It was definitely a night Kael Mouillierat and the Minnesota State hockey team needed.
The Mavericks entered the weekend coming off a split with Alaska-Anchorage and began the weekend in ninth place in the WCHA and had never earned more than two points in a series this season. They had a dominating win over the Seawolves last Friday, only to lose Saturday and earn a split.
After beating Michigan Tech handily Friday, the Mavericks responded with a 3-2 win Saturday at the Verizon Wireless Center to complete their first conference sweep of the season and climb into the middle of the pack in the conference standings.
“Our goal this weekend was to get four points,” said Mavericks’ coach Troy Jutting. “It was the only thing we were worried about. We didn’t care how. The four points were what was important and we accomplished that goal.”
Mouillierat scored twice to lead the Mavericks and it all started with his second effort early in the first period.
Barely a minute into the game, Mouillierat caught a pass from Jerad Stewart at the high slot and had his initial shot blocked by Tech goaltender Josh Robinson. Mouillierat fell on the ice, but jumped up to regroup and found the puck before Robinson could cover it to score on his second opportunity at 1:22.
“It feels really good,” Mouillierat said. “Obviously I haven’t been putting the puck in the net like the way I did last year, but you just have to keep doing the little things and they’ll come eventually.”
It was the senior assistant captain’s second goal of the season after netting 17 last year, and his first goal in six games.
“He needs to get on track for us,” Jutting said, “and hopefully tonight was the start of that.”

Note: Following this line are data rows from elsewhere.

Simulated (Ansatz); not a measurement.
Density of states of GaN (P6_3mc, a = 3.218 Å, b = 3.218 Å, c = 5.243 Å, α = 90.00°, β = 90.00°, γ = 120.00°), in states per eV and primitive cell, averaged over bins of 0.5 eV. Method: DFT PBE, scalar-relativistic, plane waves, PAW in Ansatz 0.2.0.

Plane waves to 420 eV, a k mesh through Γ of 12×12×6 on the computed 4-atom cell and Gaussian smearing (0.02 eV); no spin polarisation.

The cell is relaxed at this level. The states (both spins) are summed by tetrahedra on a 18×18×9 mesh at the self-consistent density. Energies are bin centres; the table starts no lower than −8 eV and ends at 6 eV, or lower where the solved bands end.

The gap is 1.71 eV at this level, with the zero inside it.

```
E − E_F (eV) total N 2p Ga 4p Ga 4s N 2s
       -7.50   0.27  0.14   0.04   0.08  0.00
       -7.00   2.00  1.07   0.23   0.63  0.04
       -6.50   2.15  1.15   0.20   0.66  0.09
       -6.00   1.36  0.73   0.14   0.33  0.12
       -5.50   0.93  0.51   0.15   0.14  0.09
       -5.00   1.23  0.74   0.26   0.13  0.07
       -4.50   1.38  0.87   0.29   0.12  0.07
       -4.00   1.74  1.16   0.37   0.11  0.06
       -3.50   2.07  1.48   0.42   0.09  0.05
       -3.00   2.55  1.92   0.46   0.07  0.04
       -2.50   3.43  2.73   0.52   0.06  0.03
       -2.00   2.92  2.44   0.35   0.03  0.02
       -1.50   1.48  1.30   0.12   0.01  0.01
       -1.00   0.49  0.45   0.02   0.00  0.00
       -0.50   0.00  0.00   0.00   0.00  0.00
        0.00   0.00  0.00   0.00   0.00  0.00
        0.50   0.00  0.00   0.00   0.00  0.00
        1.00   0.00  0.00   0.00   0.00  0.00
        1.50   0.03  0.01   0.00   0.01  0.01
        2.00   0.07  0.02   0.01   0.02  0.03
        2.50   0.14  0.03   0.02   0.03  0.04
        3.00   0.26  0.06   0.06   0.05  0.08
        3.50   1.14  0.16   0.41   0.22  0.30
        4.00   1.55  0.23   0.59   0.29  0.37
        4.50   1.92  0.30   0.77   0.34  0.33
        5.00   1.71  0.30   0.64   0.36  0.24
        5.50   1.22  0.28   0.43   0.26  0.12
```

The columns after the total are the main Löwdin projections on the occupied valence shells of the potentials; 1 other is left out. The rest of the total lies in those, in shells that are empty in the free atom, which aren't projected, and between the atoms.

A few minutes after Mouillierat’s first goal, Zach Harrison scored his fourth of the season when he came down the slot and redirected a perfect centering pass from Geoff Irwin to beat Robinson.
After a sluggish second period, Mouillierat scored his second goal of the game at 3:16 of the third when he received a pass from Kurt Davis and skated alone toward Robinson.
“I didn’t want to go to my backhand again because he robbed me the first time,” Mouillierat said. “So I thought I would go the other way and put it upstairs and luckily it went in.”
The Huskies were down 3-0, but looked to ease closer when Bryce Reddick put the puck past Mavericks’ netminder Austin Lee midway through the third, but the whistle blew just before the puck crossed the goal line. The play was reviewed, and ruled no goal because of the whistle.
“That’s tough to swallow,” said Huskies’ coach Jamie Russell. “You have mistakes at this level and it costs the hockey game. Points are too valuable to have mistakes made like that.”
The Huskies found the net for the first time at 16:26 when Anthony Schooley skated in alone after a defensive breakdown and beat Lee one-on-one. Tech made it a one-goal game with an extra attacker in the final minute when Drew Dobson scored with 13 seconds left.
“A bounce or two here is the difference between a split and going home without a point,” Russell said.
Lee made 22 saves for his fifth win of the season and Robinson made 27 saves. The teams combined to go 0-for-8 on the power play, and Minnesota State outshot Tech 30-24.
The Mavericks (6-7-1, 4-7-1 WCHA) continue conference play with a home-and-home series against Minnesota next weekend. Friday’s game is at Mariucci Arena in Minneapolis and Saturday’s game is at the Verizon Wireless Center in Mankato. The Huskies (3-9-0, 2-8-0 WCHA) travel to Madison, Wis., next weekend for a series with Wisconsin.